Relation between iterative methods and preconditioning , your thoughts Let's suppose we have an invertible matrix P ( P from preconditioning ) :
$Ax=b \Leftrightarrow Px = Px -Ax + b$ or $ Px = (P-A)x + b$ 
The iterative method which produced by the above is : $Px^{k+1}= (P-A)x^{k} + b$ . So the preconditioning is to choose a matrix P (which is invertible) so you can find a good solution from your iterative method fast (few iteration).
My doubt is what is the difference between preconditioning and making an iterative method, i can't see the difference . Please tell me your thoughts.
Thanks in advance   
 A: A good preconditioner $M$ for a linear system $Ax=b$ is a nonsingular linear map such that $M^{-1}$ is a good approximation of $A^{-1}$. The iterative methods known as Krylov subspace methods typically converge fast when the coefficient matrix is close to the identity matrix.  This is why it is preferable to work with one of the equivalent linear systems $(M^{-1}A)x = M^{-1}b$ (left-preconditioning) or $(AM^{-1})y = b$ (right-preconditioning) rather than the original linear system $Ax=b$.
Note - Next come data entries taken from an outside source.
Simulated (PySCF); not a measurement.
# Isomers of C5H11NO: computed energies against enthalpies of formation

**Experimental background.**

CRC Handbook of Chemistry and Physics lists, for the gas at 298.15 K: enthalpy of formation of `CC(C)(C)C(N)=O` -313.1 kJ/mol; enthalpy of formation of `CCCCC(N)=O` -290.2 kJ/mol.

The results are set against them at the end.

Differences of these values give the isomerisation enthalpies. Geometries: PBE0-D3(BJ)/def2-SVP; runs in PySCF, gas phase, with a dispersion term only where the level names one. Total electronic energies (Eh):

What you are describing is not regarded as preconditioning, rather you are exhibiting a splitting of the matrix $A$. Specifically, you write $A = P - (P-A)$ and then you construct the stationary iteration based on that splitting, i.e. $x^{k+1} = G x^k + f$, where $G = P^{-1}(P-A)$ and $f = P^{-1} b$.
EDIT: It is possible to use a stationary iteration such as Jacobi's method or Gauss-Seidel's method to precondition a linear system $Ax=b$. To that end we need to view the iteration as a linear map $\phi : \mathbb{R}^n \rightarrow \mathbb{R}^n$ and check that $\phi$ is at least a tolerable approximation of $A^{-1}$. Suppose we define $y \rightarrow \phi(y)$ as the result of doing $k$ steps of the stationary iteration
\begin{align}
x_0 &= 0 \\
x_{j+1} &= Gx_j + f, \quad G = P^{-1}(P-A), f = P^{-1}y
\end{align}
then
$$ \phi(y) = \sum_{j=0}^{k-1} G^j f = \sum_{j=0}^{k-1} G^j P^{-1} y$$
is clearly a linear map. Moreover, if, say $\|G\| \ll 1 $, then $\phi$ is also a good approximation of $A^{-1}$. Recall $(I - G)^{-1} = \sum_{j=0}^\infty G^j$, when $\|G\|<1$. If $\|G\| > 1$, then $\phi$ it is a worthless approximation of $A^{-1}$. If $\|G\| \lesssim 1$, then the quality of $\phi$ as a preconditioner is questionable and one had better use GMRES for the outer loop so that the residual is at least minimized over the constructed vector space.